Northland is bracing for another pounding from heavy rains after a weekend deluge that has already flooded homes, triggered massive slips, and forced over 300 evacuations. An orange heavy rain warning is in place for both Northland and Coromandel, with Metservice forecasting up to 160mm of rain in the 24 hours to 1am Thursday for Northland and Coromandel advised to expect “a total of 200 to 250 mm of rain on top of what has already accumulated”. There’s a high chance the warning for both regions will be upgraded to red, meaning dangerous rivers, flooding, slips, road closures, driving hazards, and outages.

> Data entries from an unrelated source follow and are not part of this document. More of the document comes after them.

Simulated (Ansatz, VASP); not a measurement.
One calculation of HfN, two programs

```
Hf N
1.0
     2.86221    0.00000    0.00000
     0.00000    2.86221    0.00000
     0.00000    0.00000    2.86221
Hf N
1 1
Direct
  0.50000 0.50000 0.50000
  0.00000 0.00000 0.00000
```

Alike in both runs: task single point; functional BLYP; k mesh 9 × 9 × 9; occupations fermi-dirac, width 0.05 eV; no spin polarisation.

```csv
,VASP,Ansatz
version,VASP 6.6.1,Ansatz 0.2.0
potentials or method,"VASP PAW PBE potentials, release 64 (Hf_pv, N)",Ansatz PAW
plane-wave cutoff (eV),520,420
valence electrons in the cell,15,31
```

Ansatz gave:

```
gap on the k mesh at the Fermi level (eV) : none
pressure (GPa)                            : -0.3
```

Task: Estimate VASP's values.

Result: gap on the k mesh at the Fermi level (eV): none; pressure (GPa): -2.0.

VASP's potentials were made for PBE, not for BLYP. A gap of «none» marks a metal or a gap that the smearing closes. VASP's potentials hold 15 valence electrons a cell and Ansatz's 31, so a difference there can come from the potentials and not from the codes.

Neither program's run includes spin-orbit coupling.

In response, Whangārei District Council yesterday declared an “extremely rare” precautionary state of emergency, requested by Civil Defence controller Victoria Harwood and signed by mayor Ken Couper. The declaration, which is in place for seven days, unlocks powers like ordering evacuations – often the key reason for such moves – plus road closures and requisitions to protect life under the Civil Defence Act. Speaking to Newstalk ZB, Couper stressed: “We don’t issue a state of emergency lightly, and partly it is to ask people to take things seriously… keep safe and look after your mates.”

Winds and rain loom for the upper North Island

Further south, Auckland, Waikato, Coromandel, Waitomo and Taupo are under a strong wind watch from 8am today, with easterly winds nearing severe gales in exposed areas; residents are advised to secure outdoor furniture and other loose items around their property. Meanwhile the Bay of Plenty, including Rotorua, will go under an orange heavy rain warning from 1pm today. “Slips, fallen trees and difficult driving conditions are possible, so please postpone travel and outdoor activities if you can,” Bay of Plenty Civil Defence posted on Facebook. MetService meteorologist Katie Lyons told the Herald the weather system may briefly reach tropical cyclone level, but it would only be semantics. “[Whether] it ends up being classified as a tropical cyclone in the tropics at some point, even for a short period of time, it doesn’t affect the weather that it will bring for New Zealand”.

A heavy toll on Northland’s east coast

Even as they brace for another deluge, Northland residents are already tallying the damage from the weekend’s rain, which slammed east coast communities, washing out roads, bridges and creating slips that isolated a number of settlements and flooded homes, businesses and paddocks. Around 300 people were evacuated from Whangārei campgrounds to nearby marae, while 1News reports that Ngātiwai iwi opened its Tuparehuia (Bland Bay), Ngāiotonga (Punaruku), Ōtetao and Mōkau marae to shelter locals displaced by flooding. On Facebook, the iwi’s trust board said the community was reeling. “While we endured Cyclone Gabrielle, the impacts we are seeing now feel even more severe in some areas.”

Heartbreak in hard-hit Ōakura

Tiny Ōakura beach was one of Northland’s worst affected settlements, with RNZ’s Kim Baker Wilson and Peter de Graaf reporting mud-caked roads, fully submerged paddocks and garages flooded – including one with the owner’s boat set afloat inside. Shanne McInnes was alerted by his car alarm and got out of bed to find metre-high floodwater: “Everything was floating, including the boat on its trailer.” Donna Kerridge said she lost the whole first storey of her home: “Our bedroom, our shower is full of mud, it’s up over hand basins, up the wall, it’s all up to chest high the flooding that came through.”

Perhaps the most heart-wrenching story came from Pattinson Wetere, who told RNZ of his midnight battle to save his partner from the waters. He described how, in the rush to escape, she got hooked against the fence on the barbed wire: “By the time I had noticed, I put my hand down, ripped what she was wearing, we locked hands, me on one side and [grandson] Dayton on the other, like a human chain, and we pulled her out of the current and through the gate.”